Standard Chartered remains on schedule to decide how much it will pay out to investors at the start of next year, the bank's CFO Andy Halford said Wednesday.
Investors have been wondering when Standard Chartered will reset paying dividends after several postponements.
Halford said a decision will be made at the full-year meeting, after some uncertainties dissipate.
"We are very mindful that investors are looking for resumption in dividend," Halford told CNBC.
"By the end of the year many of those factors will be clear," he said about doubts over whether the bank will be able to deliver enduring profitability and the impact of new regulations.
"I am sure the board in January/February time will take all of that into account and decide what's the best thing to do."
The bank reported Wednesday a 4 percent increase in year-on-year income from the previous quarter. The amount of expenses paid also rose in the third quarter, but this was mainly due to an increase in investments.
Nonetheless, investors weren't convinced and the stock was on track to its worst trading day since March 2016, down by more than 6 percent.
"I think there's a lot of focus upon the top line in the bank and over near-term we have been fairly flat on the top line, but if you look back over the last nine months, actually the top line is up about 5 percent," Halford said about the share price move.
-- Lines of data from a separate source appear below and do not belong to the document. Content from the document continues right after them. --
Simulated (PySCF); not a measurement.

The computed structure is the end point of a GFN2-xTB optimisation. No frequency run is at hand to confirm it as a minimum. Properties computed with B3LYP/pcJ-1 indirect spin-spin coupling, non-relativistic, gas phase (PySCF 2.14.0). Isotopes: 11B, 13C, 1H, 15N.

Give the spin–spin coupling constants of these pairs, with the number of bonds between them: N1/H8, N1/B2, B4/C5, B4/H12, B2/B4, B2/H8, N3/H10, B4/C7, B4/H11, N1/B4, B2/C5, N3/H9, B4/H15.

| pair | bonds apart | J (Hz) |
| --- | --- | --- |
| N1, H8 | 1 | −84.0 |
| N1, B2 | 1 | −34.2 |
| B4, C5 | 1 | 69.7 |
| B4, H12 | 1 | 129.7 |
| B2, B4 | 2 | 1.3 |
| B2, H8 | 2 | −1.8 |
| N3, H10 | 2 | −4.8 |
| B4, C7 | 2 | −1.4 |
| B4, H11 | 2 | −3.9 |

Here are some key metrics:
Greater China and North Asia contributed the most to the bank's income compared to other regions, up by 8 percent from a year ago. Southeast Asia, on the other hand, saw the worst geographic performance from last year, though it still contributed $937 million to the bank's income.
Halford confirmed the bank will continue investing in its retail and wealth management arms, because these are the areas where it has seen "really good growth" in income.
Standard Chartered warned in its outlook that market competition continues to pressure margins and geopolitical tensions pose elevated risks.